Then again, the PDF mysteriously doesn't indicate which words are hyperlinked and so maybe I just didn't wave my cursor over enough words to find those references

Also, because the outer blogpost didn't mention it (although it is in the actual PDF) the auditor is https://molotnikov.de/cv and it says they work for AWS as a Senior Security Architect. I didn't see anything especially C++ focused, but I guess any independent audit is better than none



> The memory deallocation could be improved to not to contain secrets

Attacks against RAM are as old as time. The beauty of RAM is everything gets wiped when you power off, so secrets don't persist.


RAM does not get wiped when you power off[1] and cold boot attacks[2] are possible.

[1] https://github.com/arekbulski/Cameleonica/blob/master/docume...
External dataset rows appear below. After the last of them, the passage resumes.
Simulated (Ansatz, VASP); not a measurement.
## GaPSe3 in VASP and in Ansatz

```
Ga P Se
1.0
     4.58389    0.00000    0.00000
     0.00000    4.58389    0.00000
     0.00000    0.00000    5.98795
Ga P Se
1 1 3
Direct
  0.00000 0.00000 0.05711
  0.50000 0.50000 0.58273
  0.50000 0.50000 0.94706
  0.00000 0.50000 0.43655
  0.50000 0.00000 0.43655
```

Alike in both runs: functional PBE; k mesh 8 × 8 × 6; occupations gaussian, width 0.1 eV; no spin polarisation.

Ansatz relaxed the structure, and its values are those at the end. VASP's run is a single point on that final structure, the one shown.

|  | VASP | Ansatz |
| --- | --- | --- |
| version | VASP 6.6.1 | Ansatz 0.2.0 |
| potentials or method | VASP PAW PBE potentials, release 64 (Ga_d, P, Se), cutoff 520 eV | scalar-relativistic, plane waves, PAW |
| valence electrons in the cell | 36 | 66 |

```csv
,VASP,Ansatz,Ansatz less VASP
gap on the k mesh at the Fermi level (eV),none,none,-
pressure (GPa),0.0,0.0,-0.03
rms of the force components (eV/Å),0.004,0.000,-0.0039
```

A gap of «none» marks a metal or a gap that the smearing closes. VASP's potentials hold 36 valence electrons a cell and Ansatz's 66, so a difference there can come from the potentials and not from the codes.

[2] https://www.usenix.org/legacy/event/sec08/tech/full_papers/h...


No, unfortunately. When they swap out, they end up on disk. Sector remapping can then keep them there, even if swap space is reused.

I think there is an API in windows to mark a small part of memory as unswappable, but it can't be very big.


Even if you don't encrypt your Linux' filesystem partitions, you definately should encrypt the swap / the partition the swapfile is on. A new encryption key for the swap can be created at every boot, removing the need of an encryption password. This behaviour does make hibernation impossible, so swap encryption isn't the default on Linux distros that have opt-in encryption.

https://wiki.archlinux.org/title/Dm-crypt/Swap_encryption

Does someone know how it's handled on Windows and macOS?


Modern AMD CPUs support memory encryption.

Unfortunately, it isn't enabled by default but needs kernel parameters.

I understand firmware vendors are to blame, and in many machines the system will freeze when you attempt to actually use this feature. This is unfortunate.